The future might not be so bright, but rather dark, dull and red

The future might not be so bright, but rather dark, dull and red

Mahtab Alam on books that he has read this week….

The Time Machine by H. G. Wells

By all means turn away if you’re looking forward to read some fantastic futuristic world, with flying cars and intelligent AI. H. G. Wells’ The Time Machine is rather more of a philosophical novel than a science-fiction one, in that it takes us to some remote dystopian future, in the year 802701 A.D. Interestingly, it hardly resembles the genre it is said to have given birth to: time travelling (the book is said to have popularized the use of some sort of vehicle to travel through time).

The time traveller, for so he is called, builds a time machine and travels through the remote future of 802701 A.D., towards the end of the life on Earth, then towards the coming end of the planet, the Sun, and the galaxy. And back to the present, with a fascinating adventure to tell.
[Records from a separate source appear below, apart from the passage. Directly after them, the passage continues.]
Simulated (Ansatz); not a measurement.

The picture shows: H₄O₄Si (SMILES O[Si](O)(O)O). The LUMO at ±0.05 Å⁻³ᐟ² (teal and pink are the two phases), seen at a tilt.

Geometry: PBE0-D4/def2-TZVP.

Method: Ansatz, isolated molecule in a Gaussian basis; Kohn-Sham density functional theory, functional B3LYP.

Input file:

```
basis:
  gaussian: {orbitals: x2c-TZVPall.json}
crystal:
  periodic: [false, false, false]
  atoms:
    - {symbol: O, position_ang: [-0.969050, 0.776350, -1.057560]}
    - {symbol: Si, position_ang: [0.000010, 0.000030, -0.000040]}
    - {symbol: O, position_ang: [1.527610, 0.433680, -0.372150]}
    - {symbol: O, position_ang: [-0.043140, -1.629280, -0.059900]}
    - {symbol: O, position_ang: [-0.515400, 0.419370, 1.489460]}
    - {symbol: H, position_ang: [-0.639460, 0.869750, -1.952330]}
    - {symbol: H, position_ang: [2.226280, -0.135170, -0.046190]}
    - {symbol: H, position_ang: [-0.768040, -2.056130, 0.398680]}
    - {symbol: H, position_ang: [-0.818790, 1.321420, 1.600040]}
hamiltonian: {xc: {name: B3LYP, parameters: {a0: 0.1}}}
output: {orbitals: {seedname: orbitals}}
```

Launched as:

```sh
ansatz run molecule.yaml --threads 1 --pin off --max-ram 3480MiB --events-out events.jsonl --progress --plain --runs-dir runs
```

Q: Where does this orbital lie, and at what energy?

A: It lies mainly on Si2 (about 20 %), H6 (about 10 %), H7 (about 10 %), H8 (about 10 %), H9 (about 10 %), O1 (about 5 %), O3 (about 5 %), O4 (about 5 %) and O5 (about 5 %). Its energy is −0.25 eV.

The futuristic year of 802701 A.D. has nothing sort of what one might expect from a sci-fi, rather the opposite. Humans have evolved to two different but similar species, Elois and Morlocks. There is no technology or agriculture to be found, big buildings and signs of civilisation lay in ruins here and there, and the human descendants, with intelligence no more than that of a 5 year old, live similar to other creatures of nature.

“He (the time traveller) thought but cheerlessly of the Advancement of Mankind, and saw in the growing pile of civilisation only a heaping that must inevitably fall back upon and destroy its makers in the end.” (from the Epilogue).
Wells preaches a philosophy against human civilisation, and predicts how mankind is piling up on a dynamite that is set to destroy the makers itself in the end.